As Income Share Agreement Politics Heat Up, San Diego Debuts First Renewable Learning Fund

Stifling student loan debt has spiked the interest in moving away from using loans to finance students’ education and instead using Income Share Agreements (ISAs), which collect a set percentage of a student’s future income. Students who fail to meet minimum income thresholds pay nothing when earning below the threshold.

In other words, students aren’t on the hook for burdensome loan payments if they don’t get good jobs after leaving a school.

ISAs have caught fire in the coding boot camp arena, and an increasing number of four-year institutions like Purdue University have launched ISA programs as well for students.

In December 2017, I hypothesized in this space that ISAs could also be used to create “renewable learning funds” to transform workforce development. Renewable learning funds would essentially be federal, state, and municipal government and philanthropically funded vehicles that replenished themselves as students paid a small percentage of their income back into the funds over time to create a more sustainable source for training workers.

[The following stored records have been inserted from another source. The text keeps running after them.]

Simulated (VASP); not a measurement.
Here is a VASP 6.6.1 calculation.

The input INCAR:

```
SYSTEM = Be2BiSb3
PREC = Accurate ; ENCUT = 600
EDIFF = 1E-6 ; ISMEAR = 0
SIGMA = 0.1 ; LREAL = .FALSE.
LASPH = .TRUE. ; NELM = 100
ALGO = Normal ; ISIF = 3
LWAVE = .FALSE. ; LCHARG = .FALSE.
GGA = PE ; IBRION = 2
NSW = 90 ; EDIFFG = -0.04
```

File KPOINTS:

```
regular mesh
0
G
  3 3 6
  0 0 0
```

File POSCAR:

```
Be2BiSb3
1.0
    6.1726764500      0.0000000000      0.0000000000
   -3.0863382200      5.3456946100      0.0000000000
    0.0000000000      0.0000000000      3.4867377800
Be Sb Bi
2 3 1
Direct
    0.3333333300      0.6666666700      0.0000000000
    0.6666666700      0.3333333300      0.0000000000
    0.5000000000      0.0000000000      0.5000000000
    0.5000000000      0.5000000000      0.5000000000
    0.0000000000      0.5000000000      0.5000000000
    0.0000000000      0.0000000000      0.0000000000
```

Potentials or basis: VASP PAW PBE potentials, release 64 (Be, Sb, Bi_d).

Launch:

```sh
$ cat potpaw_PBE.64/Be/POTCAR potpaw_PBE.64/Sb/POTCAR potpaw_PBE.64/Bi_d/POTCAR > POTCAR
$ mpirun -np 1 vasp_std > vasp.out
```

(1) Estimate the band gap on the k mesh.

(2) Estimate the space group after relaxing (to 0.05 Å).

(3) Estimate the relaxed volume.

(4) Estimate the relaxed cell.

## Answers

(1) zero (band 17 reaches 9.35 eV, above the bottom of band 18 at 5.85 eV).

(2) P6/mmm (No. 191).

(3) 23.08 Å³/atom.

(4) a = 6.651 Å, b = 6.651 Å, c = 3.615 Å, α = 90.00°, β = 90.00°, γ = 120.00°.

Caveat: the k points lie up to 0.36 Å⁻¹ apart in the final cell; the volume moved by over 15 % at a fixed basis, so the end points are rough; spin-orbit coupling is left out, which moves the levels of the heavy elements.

Last month the San Diego Workforce Partnership (SWDP), a non-profit workforce development board, and the University of California San Diego Extension school announced the launch of the Workforce ISA fund. I was interested that Andy Hall, the chief operating officer of SWDP, had noted that he had come up with the idea for the Workforce ISA fund after reading my piece, so I caught up with him to learn more given the rising interest in ISAs.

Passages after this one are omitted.